Question

A sonometer wire has a length of 114 cm between the two fixed ends; where should two bridges be placed so as to divide the wire into three segments whose fundamental frequencies are in the ratio $1:3:4$ ?

Answer 1

Hint: A sonometer is a device which is used to determine the relationship between the frequency of the sound and the tension in the string when a string is plucked. The frequency in the string is inversely proportional to the length of the string.

Formula used:
The formula for the frequency in the string is given by,
$f = \dfrac{1}{{2l}}\sqrt {\dfrac{T}{m}} $
Where f is the fundamental frequency, l is the length of the string, T is the tension in the string and m is the mass per unit length.
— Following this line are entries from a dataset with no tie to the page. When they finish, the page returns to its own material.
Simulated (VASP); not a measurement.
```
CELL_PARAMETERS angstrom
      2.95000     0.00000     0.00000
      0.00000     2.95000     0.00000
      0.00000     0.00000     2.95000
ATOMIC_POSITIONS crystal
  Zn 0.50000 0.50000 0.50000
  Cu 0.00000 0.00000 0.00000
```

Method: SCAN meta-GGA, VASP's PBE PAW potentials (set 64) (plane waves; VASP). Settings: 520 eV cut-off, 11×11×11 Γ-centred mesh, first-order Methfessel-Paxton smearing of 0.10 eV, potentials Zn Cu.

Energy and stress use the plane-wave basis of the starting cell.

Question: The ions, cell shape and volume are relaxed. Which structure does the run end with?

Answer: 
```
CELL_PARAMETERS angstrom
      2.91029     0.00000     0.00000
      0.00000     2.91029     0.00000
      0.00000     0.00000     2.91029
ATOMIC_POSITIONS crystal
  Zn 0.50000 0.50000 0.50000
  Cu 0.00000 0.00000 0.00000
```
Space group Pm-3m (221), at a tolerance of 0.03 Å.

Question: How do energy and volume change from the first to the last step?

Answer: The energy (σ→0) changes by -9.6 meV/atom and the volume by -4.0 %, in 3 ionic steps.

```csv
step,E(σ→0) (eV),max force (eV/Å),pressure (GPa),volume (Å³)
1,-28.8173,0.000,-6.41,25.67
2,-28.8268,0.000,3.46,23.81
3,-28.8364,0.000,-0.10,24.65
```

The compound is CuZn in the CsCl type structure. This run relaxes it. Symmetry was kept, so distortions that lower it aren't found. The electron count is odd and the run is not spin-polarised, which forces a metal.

Complete step by step solution:
It is given in the problem that the sonometer wire has a length of 114 cm between two fixed ends and we need to find where the two bridges should be placed so that the wire is divided into three segments having fundamental frequencies in the ratio $1:3:4$.
As the relationship between the frequency and the length is equal to,
$ \Rightarrow f\alpha \dfrac{1}{l}$
Where f is the frequency and l is the length.
The ratio of the frequency given as,
$ \Rightarrow {f_1}:{f_2}:{f_3} = 1:2:3$
Since $f\alpha \dfrac{1}{l}$ we get,
$ \Rightarrow {f_1}:{f_2}:{f_3} = 1:2:3$
$ \Rightarrow {l_1}:{l_2}:{l_3} = \dfrac{1}{1}:\dfrac{1}{2}:\dfrac{1}{3}$
$ \Rightarrow {l_1}:{l_2}:{l_3} = 6:3:2$
The length of the three segments is equal to,
For length of first segment,
$ \Rightarrow {l_1} = \dfrac{6}{{11}} \times 110$
$ \Rightarrow {l_1} = 60cm$
For length of second segment
$ \Rightarrow {l_2} = \dfrac{3}{{11}} \times 110$
$ \Rightarrow {l_2} = 30cm$
For length of third segment
$ \Rightarrow {l_3} = \dfrac{2}{{11}} \times 110$
$ \Rightarrow {l_3} = 20cm$.

The length of segments is given by${l_1} = 60cm$,${l_2} = 30cm$ and ${l_3} = 20cm$.

Note: The sonometer works on the principle of resonance. The sonometer can also verify the laws of vibration on stretched strings and help in finding the frequency of the turning fork. If the frequency of the applied force becomes equal to the natural frequency then the resultant frequency is of very high amplitude.